Understanding Kafka Producer and its Configurations

Src: https://kafka.apache.org/

Before diving into the producer configurations, let us understand how the producer sends the data to Kafka. Kafka stores the messages in the topic, which are further broken into partitions. Producers send the messages to the topic with keys. If there is no key with the value, it will follow a round-robin process to select the partition for storage. The data can be sent synchronously or asynchronously by Producers.

By default, data is sent asynchronously. In it, when send() is called, messages are not actually sent, instead they are collected in the buffer and sent later. It improves the throughput but affects latency, as instead of sending data one at a time, a batch of messages is sent.

buffer.memory: Size of a buffer, which collects the unsent messages for a partition. Every partition has its own buffer.

queue.buffering.max.messages: Number of unsent messages that can be queued.

batch.size: When data reaches the batch size it is sent, until that data will be grouped together. Used when speed of data generated is faster than the speed at which data is sent out. Default value is 16384 bytes.
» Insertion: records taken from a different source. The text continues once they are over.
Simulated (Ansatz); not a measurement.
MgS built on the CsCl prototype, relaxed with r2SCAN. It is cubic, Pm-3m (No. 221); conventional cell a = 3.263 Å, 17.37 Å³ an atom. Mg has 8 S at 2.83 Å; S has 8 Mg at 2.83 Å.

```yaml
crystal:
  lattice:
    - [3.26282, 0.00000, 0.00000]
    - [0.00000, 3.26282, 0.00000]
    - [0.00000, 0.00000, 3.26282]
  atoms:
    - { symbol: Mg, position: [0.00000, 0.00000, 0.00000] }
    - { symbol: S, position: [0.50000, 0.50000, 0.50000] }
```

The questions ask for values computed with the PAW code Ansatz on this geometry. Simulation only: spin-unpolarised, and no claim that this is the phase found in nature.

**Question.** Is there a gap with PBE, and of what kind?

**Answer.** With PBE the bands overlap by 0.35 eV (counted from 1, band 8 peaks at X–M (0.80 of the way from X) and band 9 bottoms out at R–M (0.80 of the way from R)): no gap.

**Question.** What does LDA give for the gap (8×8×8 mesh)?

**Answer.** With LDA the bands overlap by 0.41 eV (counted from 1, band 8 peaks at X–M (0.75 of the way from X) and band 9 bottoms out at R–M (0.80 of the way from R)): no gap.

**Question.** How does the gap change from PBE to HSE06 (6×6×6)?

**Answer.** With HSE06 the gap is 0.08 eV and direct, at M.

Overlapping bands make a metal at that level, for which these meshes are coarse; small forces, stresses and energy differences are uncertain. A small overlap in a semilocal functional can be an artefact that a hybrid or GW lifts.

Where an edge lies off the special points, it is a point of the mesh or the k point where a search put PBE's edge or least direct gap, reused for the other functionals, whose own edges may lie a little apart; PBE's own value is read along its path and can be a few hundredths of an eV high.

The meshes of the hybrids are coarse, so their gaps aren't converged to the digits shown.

linger.ms: Property set in the producer to delay of sending the batched data. There can be a time when data is produced less and sending data immediately will decrease throughput. To increase throughput, delay is added while sending data using linger.ms. By default set to 0.

**** Records will be sent when either batch size is reached or linger time. Even with default value of 0, records are batched as there are always delay in sending the request. It also depends on the partitioning strategy. ****

ack: Property tells when to send acknowledgement of data received. When value is 0, producers does not wait for ack to send another data. With value 0, it received the ack for the partition leader. If set to “all”, ack will be sent when all in sync replicas of leader received the data. It is also called message durability.

**** Durability is achieved through replication. If acks set to 0 or 1, the acknowledgement can be sent to producer before replicating data. It can be possible that leader goes down, resulting in loss of data. By setting acks = all data durability is maintained. ****

compression.type: Data produced by producer is not compressed by default (value = none). The supported compression type by kafka are gzip, snappy and lz4.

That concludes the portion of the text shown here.